Darkness is a methodical, brooding ghost story from the Czech Republic. In the vein of Del Toro’s The Devil’s Backbone, it is a dark and spooky trip through the mind of someone who may or may not be mentally unbalanced. This keeps the viewer unbalanced as well since we don’t know if the mysterious goings-on are ghostly or the workings of an insane mind.
Marek (Ivan Franek) is in a popular rock and roll band, but years of constant travel, drugs and booze have worn him out. He decides to take a break to work on his latest passion, painting. He travels to his childhood home, vacated since his parents died in a tragic car accident and he and his sister were split up with his sister being committed to an asylum while Marek entered the foster care system. While he was so small as to have very few memories of the townsfolk, they certainly remember him and the tragedy his family brought to their sleepy village.

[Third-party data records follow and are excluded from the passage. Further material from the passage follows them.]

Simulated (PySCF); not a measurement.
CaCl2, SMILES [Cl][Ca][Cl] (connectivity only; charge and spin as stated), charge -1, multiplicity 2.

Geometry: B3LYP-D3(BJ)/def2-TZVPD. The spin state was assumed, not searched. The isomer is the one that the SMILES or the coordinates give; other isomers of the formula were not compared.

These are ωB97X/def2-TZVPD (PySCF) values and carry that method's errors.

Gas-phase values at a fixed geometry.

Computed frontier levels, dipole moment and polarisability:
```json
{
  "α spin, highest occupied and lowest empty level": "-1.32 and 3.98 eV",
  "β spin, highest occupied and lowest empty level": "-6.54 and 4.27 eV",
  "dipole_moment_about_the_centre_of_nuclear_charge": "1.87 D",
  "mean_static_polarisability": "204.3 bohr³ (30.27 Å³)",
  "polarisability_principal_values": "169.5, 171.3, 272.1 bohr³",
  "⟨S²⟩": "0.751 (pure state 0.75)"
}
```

But as Marek begins to paint, strange things begin to occur. At first, these occurrences can be attributed to an old, run-down house. But as Marek begins to have nightmares and his childhood memories slowly start to come back, the weird happenings increase both in frequency and violence. Drinking heavily and abusing hard drugs, it becomes difficult for Marek to distinguish between fantasy and reality and answers come very slowly for him. For instance, why does the radio turn off and on of its own volition and why does only one old children’s song play? What would be enough strange occurrences for a normal person to decide to leave is merely confusing for someone in Marek’s state.
But when a groupie tracks Marek down and disappears after a night of partying and sex, Marek begins to wake up to the mysterious occurrences taking place around him. With the help of a childhood playmate, Lucie (Lenka Krobotova’), and the local librarian/historian, Marek begins to put the puzzle pieces together. The plot becomes a bit convoluted as secret black magic rituals, Nazi murders in the house during WWII, and a history of mental illness are tied together, but the story kept me interested all the way through.
In the end, the viewer must decide whether the ghosts are real or imagined and it is up to the viewer to interpret the closing scene. I have always liked an open-ended film, one in which the viewer has a chance to determine how he or she sees the film, so I enjoyed the ending.
Released through Vicious Circle Films, Darkness isn’t nearly as violent as previous VC films and would probably only garner an R rating if it were submitted to the MPAA (as it stands, they have chosen to release it without a rating). There is one scene that is pretty gruesome, but overall, the director goes for atmosphere instead of gross-out effects.
While the film has a dark, creepy atmosphere–made all the more so by the overcast and rainy Czech landscape and ancient, decrepit house that serves as the main set–there are also several scenes that are a bit dark physically, which made it difficult to see who was on screen and what was happening. I’m not sure if that was an artistic choice or if the film needs to be recolored, but it’s a minor quibble and didn’t really impede my overall enjoyment of the film. As I said before, there is a lot going on with the script and the plot gets a bit convoluted during the middle section of the film. I think it would have been a bit better had the script focused on one reason for the haunting, but director Juraj Herz does a good job of keeping it all interesting enough to keep the viewer watching until the end and he also does a good job of tying it all together.
If you aren’t a fan of Vicious Circle’s films because of the typically extreme subject matter, I encourage you to try this one as it is much more atmospheric and much less violent than Vicious Circle’s other films. Some fans may be disappointed with this release, but if you enjoy a good ghost story–especially some of the films that have been coming out of Spain the last decade like The Devil’s Backbone or The Orphanage, then you may like this film as well.